Big B's preschool is presently teaching a unit on Africa. Mimi went to South Africa last summer. To four-year-olds, this makes me an expert on the subject. So on Wednesday, I gathered up all of the beautiful things Mimi brought us from her trip. In my bag of goodies were handcarved toys, an African coloring book, a map of South Africa, and photos of the African animals Mimi saw. I threw in some embellishments too: a Sweet Honey in the Rock CD, a childrens' song in Afrikaans, and some African instruments. When I walked into Big B's classroom, I could feel his excitement as I sat at his level, absorbing his gigantic grin.My favorite gift that Mimi brought back was a hand dyed batik painting. I have always wanted to try this technique, and with this kid-friendly tutorial, I decided to give Big B's class a shot at creating some inspired art. I was amazed. Eighteen children and three bottles of glue resulted in a perfectly well balanced and beautifully proportioned composition.After the glue dried overnight, I gathered the necessary supplies to add color to our masterpiece. When I picked Big B up from school yesterday, everything was ready for him.We used nine warm colors of acrylic craft paint, watered way down, in squirt and spray bottles. Big B loved this. I did too--it's really foolproof. If you remember to keep something absorbent under your fabric, no amount of paint is too much, and spills clean up very easily.

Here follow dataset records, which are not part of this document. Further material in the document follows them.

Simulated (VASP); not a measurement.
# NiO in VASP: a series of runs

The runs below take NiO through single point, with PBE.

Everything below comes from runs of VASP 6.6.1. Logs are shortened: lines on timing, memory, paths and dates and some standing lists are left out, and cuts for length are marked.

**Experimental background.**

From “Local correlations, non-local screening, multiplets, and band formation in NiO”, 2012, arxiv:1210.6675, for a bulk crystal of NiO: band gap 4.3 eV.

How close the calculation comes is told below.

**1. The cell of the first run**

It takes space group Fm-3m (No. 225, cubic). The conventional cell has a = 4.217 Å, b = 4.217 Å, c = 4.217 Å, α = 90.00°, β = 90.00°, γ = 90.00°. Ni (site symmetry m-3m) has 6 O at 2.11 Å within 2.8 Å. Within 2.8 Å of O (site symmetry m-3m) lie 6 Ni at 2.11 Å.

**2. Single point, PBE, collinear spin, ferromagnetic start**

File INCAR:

When we were finished, we hung it out to dry on the monkey bars.To remove the glue, we soaked the bright fabric (formerly boring white muslin) in hot water for half an hour.We used a nail brush to remove any stubborn globs. (By the way, the blue gel kind of glue is the way to go here; it worked like a charm. I've done mock tie dye with white glue, and with any thickness at all, it's almost impossible to wash off.)
After drying our cleaned up fabric with a hair dryer, we are left with a gorgeous, vibrant, inspired community art project.